Documentation

UnitConjecture.MetabelianGroup

Metabelian groups #

Metabelian groups are group extensions 1 → K → G → Q → 1 with both the kernel and the quotient Abelian. Such an extension is determined by data:

a group action of Q on K by automorphisms
a cocyle c: Q → Q → K

We define the cocycle condition and construct a group structure on a structure extending K × Q. The main step is to show that the cocyle condition implies associativity.

def MetabelianGroup.mul {Q : Type u_1} {K : Type u_2} [inst : AddGroup Q] [inst : AddCommGroup K] (c : Q → Q → K) [ccl : Cocycle c] :

K × Q → K × Q → K × Q

The multiplication operation defined using the cocycle. The cocycle condition is crucially used in showing associativity and other properties.

Equations

MetabelianGroup.mul c x x = match x, x with | (k, q), (k', q') => (k + (q +ᵥ k') + c q q', q + q')

def MetabelianGroup.e {Q : Type u_1} {K : Type u_2} [inst : AddGroup Q] [inst : AddCommGroup K] :

K × Q

The identity element of the Metabelian group, which is the ordered pair of the identities of the individual groups.

Equations

MetabelianGroup.e = (0, 0)

def MetabelianGroup.inv {Q : Type u_1} {K : Type u_2} [inst : AddGroup Q] [inst : AddCommGroup K] (c : Q → Q → K) [ccl : Cocycle c] :

K × Q → K × Q

The inverse operation of the Metabelian group.

Equations

MetabelianGroup.inv c x = match x with | (k, q) => (-(-q +ᵥ (k + c q (-q))), -q)

Some of the standard lemmas to show that K × Q has the structure of a group with the above operations.

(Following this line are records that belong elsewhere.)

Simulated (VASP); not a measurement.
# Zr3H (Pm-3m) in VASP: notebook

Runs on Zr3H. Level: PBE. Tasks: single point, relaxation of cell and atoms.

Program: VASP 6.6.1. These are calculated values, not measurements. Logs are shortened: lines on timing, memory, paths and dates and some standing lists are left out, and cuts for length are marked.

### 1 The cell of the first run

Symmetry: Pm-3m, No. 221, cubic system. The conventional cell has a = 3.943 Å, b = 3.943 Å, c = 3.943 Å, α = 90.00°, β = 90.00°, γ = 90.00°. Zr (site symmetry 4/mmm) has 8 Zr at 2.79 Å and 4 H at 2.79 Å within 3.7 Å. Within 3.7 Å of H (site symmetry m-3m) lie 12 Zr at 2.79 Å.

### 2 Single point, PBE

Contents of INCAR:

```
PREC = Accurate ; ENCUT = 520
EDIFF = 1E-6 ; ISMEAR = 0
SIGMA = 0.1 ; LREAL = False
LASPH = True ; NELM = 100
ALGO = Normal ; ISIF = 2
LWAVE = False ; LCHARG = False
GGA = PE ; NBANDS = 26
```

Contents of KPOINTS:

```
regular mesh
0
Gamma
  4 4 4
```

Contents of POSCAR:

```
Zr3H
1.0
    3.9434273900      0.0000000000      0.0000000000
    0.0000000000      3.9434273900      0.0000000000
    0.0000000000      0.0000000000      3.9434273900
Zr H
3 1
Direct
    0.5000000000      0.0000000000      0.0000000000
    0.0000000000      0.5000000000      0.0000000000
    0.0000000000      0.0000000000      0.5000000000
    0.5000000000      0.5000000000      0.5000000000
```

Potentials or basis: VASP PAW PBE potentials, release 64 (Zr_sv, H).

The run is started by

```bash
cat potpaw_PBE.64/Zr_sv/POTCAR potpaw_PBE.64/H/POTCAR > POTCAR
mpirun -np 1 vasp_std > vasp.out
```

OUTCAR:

theorem MetabelianGroup.left_id {Q : Type u_2} {K : Type u_1} [inst : AddGroup Q] [inst : AddCommGroup K] (c : Q → Q → K) [ccl : Cocycle c] (g : K × Q) :

MetabelianGroup.mul c MetabelianGroup.e g = g

theorem MetabelianGroup.right_id {Q : Type u_2} {K : Type u_1} [inst : AddGroup Q] [inst : AddCommGroup K] (c : Q → Q → K) [ccl : Cocycle c] (g : K × Q) :

MetabelianGroup.mul c g MetabelianGroup.e = g

theorem MetabelianGroup.left_inv {Q : Type u_2} {K : Type u_1} [inst : AddGroup Q] [inst : AddCommGroup K] (c : Q → Q → K) [ccl : Cocycle c] (g : K × Q) :

MetabelianGroup.mul c (MetabelianGroup.inv c g) g = MetabelianGroup.e

theorem MetabelianGroup.right_inv {Q : Type u_2} {K : Type u_1} [inst : AddGroup Q] [inst : AddCommGroup K] (c : Q → Q → K) [ccl : Cocycle c] (g : K × Q) :

MetabelianGroup.mul c g (MetabelianGroup.inv c g) = MetabelianGroup.e

theorem MetabelianGroup.mul_assoc {Q : Type u_2} {K : Type u_1} [inst : AddGroup Q] [inst : AddCommGroup K] (c : Q → Q → K) [ccl : Cocycle c] (g : K × Q) (g' : K × Q) (g'' : K × Q) :

MetabelianGroup.mul c (MetabelianGroup.mul c g g') g'' = MetabelianGroup.mul c g (MetabelianGroup.mul c g' g'')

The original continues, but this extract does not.